The “Perspective on Vivaldi” project is realized in collaboration with the International Museum and Library of Music in Bologna, Cineteca di Bologna, Accademia Musicale Chigiana in Siena, Italian Institute Antonio Vivaldi of the Giorgio Cini Foundation in Venice. Special thanks to ILLUMIA for supporting the project.

CLASSICA IN SNEAKERS

Classica in Sneakers is an experimental project by Bologna Festival designed to bring young people closer to classical music and ignite a new spark in their musical universe. Five events of music made by young people for young people, between May and July, organized in a different context than the theater or concert hall: Birreria Popolare, in the center of Bologna, at aperitif time, where entry is with a special tasting ticket for music and drinks, the “birriglietto”. All the musicians involved in these concerts are winners of the call for artists open to young people under 30. For further information on the competition, news and concert dates, visit the website bolognafestival.it.

TALENTS

The Talents series, from June 6th to July 8th, in the Cloister of the Basilica of Santo Stefano, focuses on new performers, young artists, or chamber ensembles at the beginning of their careers. The series opens with the winner of the Paganini Prize, Simon Zhu, a 23-year-old violinist from Tubingen, Germany, presenting a well-balanced program between classicism and virtuosity, featuring the “irresistible” Caprices by Paganini and a specially commissioned piece for solo violin by composer Silvia Colasanti for the Paganini Prize. As every year, there will be an opportunity to listen to the winner of the Venice Prize, awarded in 2023 to pianist Giacomo Menegardi. The series is complemented by a Baroque concert for flute and harpsichord with the duo Fabiano Martignago-Angelica Selmo, who, alongside well-known works by Handel, Telemann, and Vivaldi, include rarely heard composers such as Galliard and Barsanti; the concert by the talented violinist Valentina Benfenati, accompanied on the piano by Leonardo Pierdomenico, featuring an all-French program paying homage to the sisters Nadia and Lili Boulanger, Gabriel Fauré, and César Franck. The group formed by violinist Federico Zaltron, guitarists Duved Dunayevsky, Francesco Greppi, and double bassist Martino De Franceschi offers a unique program, “Paris in the Thirties: Django Reinhardt and Surroundings,” dedicated to Manouche music. To conclude the series, on July 8th, there will be an operatic gala with the winners of the Bologna International Vocal Competition 2023: the Russian soprano Anastasia Lerman, the Croatian countertenor Franko Klisović, and the South Korean baritone Ettore Chi Hoon Lee, accompanied on the piano by Nicoletta Conti. The Talents concert series also intersects this year with the Pianofortissimo series promoted by Inedita per la Cultura, featuring an “open-air” program resonating in some of the city’s most architecturally significant historic places.

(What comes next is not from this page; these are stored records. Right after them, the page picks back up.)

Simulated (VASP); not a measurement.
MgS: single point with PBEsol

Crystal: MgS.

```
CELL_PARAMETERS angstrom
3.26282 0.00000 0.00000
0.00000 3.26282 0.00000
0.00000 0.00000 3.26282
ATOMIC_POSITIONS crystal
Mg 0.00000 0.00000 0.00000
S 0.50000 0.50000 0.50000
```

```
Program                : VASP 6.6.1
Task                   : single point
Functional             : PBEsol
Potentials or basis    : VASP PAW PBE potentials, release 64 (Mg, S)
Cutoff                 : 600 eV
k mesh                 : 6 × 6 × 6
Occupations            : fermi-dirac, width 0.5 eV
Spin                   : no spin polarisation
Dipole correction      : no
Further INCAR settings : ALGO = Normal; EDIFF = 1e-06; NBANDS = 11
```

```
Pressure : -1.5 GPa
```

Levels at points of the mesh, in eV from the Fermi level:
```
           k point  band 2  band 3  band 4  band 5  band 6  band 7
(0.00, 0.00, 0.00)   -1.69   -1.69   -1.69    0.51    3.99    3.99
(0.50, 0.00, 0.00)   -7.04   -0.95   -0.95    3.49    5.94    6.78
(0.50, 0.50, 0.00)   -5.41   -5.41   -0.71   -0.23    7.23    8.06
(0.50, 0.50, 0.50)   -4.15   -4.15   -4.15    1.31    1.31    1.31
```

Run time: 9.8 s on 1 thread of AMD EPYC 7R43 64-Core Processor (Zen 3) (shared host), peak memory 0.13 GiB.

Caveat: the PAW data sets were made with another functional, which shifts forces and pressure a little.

THE NEW, THE ANCIENT, THE FARAWAY

The autumn concert series (September 24th – November 6th) dedicated to ancient and contemporary music is enriched this year with an excursion into Eastern music in two stages: “Non fu mai uomo che cercasse tanto,” a concert-performance of music, images, and words tracing the footsteps of Marco Polo on the 700th anniversary of his death; “Suoni dal mondo arabo,” a concert dedicated to the sounds and atmospheres of the Arab musical tradition with the Jordanian musician Rula Jaradat, a qanun virtuoso, accompanied by Nadin Qubain on the req.

The series opens on September 24, in the Church of Santa Cristina della Fondazza, with the King’s Singers presenting a sophisticated program, “Angels e demons,” intertwining five centuries of vocal music, from Palestrina to Arvo Pärt, with iconic symbols of Christianity. Stefano Montanari, a baroque violinist of unparalleled flair, presents a program dedicated to the practice of the baroque sonata a due, from the historical matrix of Corelli’s Op.5 to the concertante style of Vivaldi. A sensational flutist, the very young Lucie Horsch, uses ten different variants of the recorder for her program “Metamorphosis,” ranging from Dutch folk music to Kurtág, from Bach to Berio, from Telemann to Stravinsky. The contemporary section features two specialists in today’s music, the Quartetto Prometeo and pianist Maria Grazia Bellocchio. In the Quartetto Prometeo’s concert, “Archi solforici,” produced in collaboration with Ferrara Musica, Francesco Antonioni’s Second String Quartet “Surfarara” will be premiered in Italy, alongside Bartók’s Quartet No.4. In the program “Forms through the time”, Maria Grazia Bellocchio moves through the keyboard music repertoire, creating echoes, reflections, and resonances between Rameau, Ligeti, Scarlatti, and contemporary composers Alessandro Solbiati and Fabio Nieder. In the new show produced and conceived by Bologna Festival, “Non fu mai uomo che cercasse tanto,” Marco Polo and his Milione come to life through selected pages in Franco-Venetian dialect read by Sandro Cappelletto (dramaturgy and narration) alternating with the improvisations of two masters of Persian music, Kayahn Kalhor (kamancheh) and Kiya Tabassian (setar), retracing the routes of his legendary journeys of knowledge in the distant East, passing through Persian lands.

MUSICAL CORRESPONDENCES

It is an introductory prelude to the concert season and its programs, the cultural exploration series “Carteggi Musicali” taking place at the Museum of Music starting from March 13th: three events led by renowned music commentators. The first meeting, on March 13th at 6:30 PM, features Fabio Sartorelli narrating the tumultuous history of a legendary piece like Mozart’s Requiem. Following this, on March 26th at 6:30 PM, Giovanni Bietti discusses Chopin, both as a pianist and composer, while on April 4 at 6:30 pm, Enzo Restagno talks about Béla Bartók, the master among masters, with musical interventions on the piano by Albertina Dalla Chiara.